Terms aggregation: filter buckets based on parent bucket

vincetrumental · November 13, 2018, 5:00pm

Hello,
We are dealing with categorized documents, with a category tree modelized by flattened fields. The category is:
product.category.code (example values: R01, R02, R12...)
The subcategories and sub-subcategories are:
product.category.category.code (example values: R01F01, R02F01, R12F04...)
and product.category.category.category.code (example values: R01F01SF01, R02F03SF02, R12F02SF04...)
A single document can have multiple values for either category level field.

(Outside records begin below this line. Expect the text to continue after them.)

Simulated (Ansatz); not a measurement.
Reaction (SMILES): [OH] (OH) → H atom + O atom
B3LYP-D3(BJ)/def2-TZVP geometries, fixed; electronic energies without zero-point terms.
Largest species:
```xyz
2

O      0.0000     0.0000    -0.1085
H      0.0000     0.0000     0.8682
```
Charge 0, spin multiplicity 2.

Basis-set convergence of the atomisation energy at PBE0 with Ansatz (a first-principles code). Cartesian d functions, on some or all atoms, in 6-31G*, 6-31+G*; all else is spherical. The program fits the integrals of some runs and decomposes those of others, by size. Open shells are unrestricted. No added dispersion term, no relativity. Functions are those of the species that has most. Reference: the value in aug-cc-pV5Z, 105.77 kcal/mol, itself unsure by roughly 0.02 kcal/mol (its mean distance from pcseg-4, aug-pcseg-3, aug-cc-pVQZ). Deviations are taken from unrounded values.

With the following query, we have duplicate subcategory buckets:

{
  "size": 0,
  "aggs": {
    "Topcategories": {
      "terms": {
        "field": "product.categories.code",
        "size": 2147483647,
        "order": {
          "_term": "asc"
        }
      },
      "aggs": {
        "subcat_1": {
          "terms": {
            "field": "product.categories.categories.code",
            "size": 2147483647,
            "order": {
              "_term": "asc"
            }
          },
          "aggs": {
            "subcat_2": {
              "terms": {
                "field": "product.categories.categories.categories.code",
                "size": 2147483647,
                "order": {
                  "_term": "asc"
                }
              }
            }
          }
        }
      }
    }
  }
}

because if a document is in categories R01, R01F01, R02, R02F04 , we will have R02F04 as a sub-aggregation bucket of R01 as well as R02, which is not what we want. We have "lost" the business information that R02F04 is a subnode of R02.
Then we would like to filter in sub-aggregation so that we retain only the term buckets which start with the same value as the parent aggregation corresponding bucket.
It it possible in any way ? is it a modelization problem ? In which case, which improvement would you suggest ?
For now we can "clean-up" the tree structure coming from the aggs query, but this is costly both in elasticsearch and in our application due to combinatorics (we get 90K nodes whereas the "real", filtered structure would have only 700 nodes)
Thanks for any help or suggestion !

system · December 11, 2018, 5:00pm

This topic was automatically closed 28 days after the last reply. New replies are no longer allowed.